There are international, regional and local banks, all of which are well-financed, well-regulated and well-run. Although there have been one or two notorious banking scandals in the region (notably the closure of BICC bank), banks are generally healthy, with enough financing to ensure they can cope with future difficulties.
Banks fall into a number of categories. Some central banks operate as clearing banks as well as regulatory institutions. Corporate (or merchant) banks provide venture and investment capital for institutional investors. Investment banks sometimes extend their services to individual investors in addition to corporations - ‘high net worth individuals’ interested in portfolio management. Finally, there are retail or ‘high street’ banks for everyday use.
There are no savings and loan banks or mutual building societies. ´Normal´ Omani banks handle these services.

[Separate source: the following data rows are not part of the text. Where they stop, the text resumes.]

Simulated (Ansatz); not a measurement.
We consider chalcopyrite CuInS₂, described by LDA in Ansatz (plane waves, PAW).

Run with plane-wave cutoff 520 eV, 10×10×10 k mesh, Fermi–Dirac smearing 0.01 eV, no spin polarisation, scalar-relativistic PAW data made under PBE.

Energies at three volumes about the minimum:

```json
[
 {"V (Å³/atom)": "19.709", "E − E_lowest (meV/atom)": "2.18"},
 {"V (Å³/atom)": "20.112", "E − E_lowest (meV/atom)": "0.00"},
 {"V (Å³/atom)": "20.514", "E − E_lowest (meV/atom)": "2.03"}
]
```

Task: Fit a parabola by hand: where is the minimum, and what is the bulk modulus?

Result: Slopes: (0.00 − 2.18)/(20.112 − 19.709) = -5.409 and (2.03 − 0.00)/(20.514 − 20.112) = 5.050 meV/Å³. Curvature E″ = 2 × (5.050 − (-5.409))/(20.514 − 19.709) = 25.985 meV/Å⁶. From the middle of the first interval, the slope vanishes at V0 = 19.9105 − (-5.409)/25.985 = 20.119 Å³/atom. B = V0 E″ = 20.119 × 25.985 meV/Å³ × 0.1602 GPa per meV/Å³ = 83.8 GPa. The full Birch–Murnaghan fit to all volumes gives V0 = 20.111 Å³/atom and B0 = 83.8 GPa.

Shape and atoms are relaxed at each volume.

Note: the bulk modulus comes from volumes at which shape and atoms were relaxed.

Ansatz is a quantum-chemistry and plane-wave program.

While it is highly unlikely, you may find yourself investing (or doing business) with an Islamic bank. These banks are regulated according to Islamic law, which makes for some interesting conlicts of interests. For instance, since collecting interest is forbidden (haram) by Islamic law, Islamic banks have developed numerous work-arounds to invest money and offer mortgages without collecting interest. Study up on the finer points of Islamic law if you plan on dealing with Islamic banks in Oman.
As a working expatriate, you’re likely to open a standard current or deposit account with one of the many international banks found throughout the region. Banks such as Standard Chartered, Citibank, British Bank of the Middle East and others provide reasonable service, with low charges and generous loan terms.
Some banks offer drive-in services, while others provide mobile banking facilities for outlying villages and remote areas. Large industrial complexes often have banks on site for their workers´ convenience, as do certain civil service organisations (such as police training centres).
There are variations in bank opening hours throughout the region. In general, banks are open from 8:00 to 13:00, Saturdays through Wednesdays, and re-open in the afternoon from 16:30 to 18:30. On Thursdays, opening hours are usually 8:00 to 12:00.
Like other businesses, banks are closed on Fridays (the Muslim holy day).
Companies dealing in foreign exchange and money transfers usually work later in the evening, particularly those located in shopping malls and along main shopping thoroughfares. At major international airports, bank facilities are usually open 24 hours.
Banks observe the same holidays as companies in the private sector.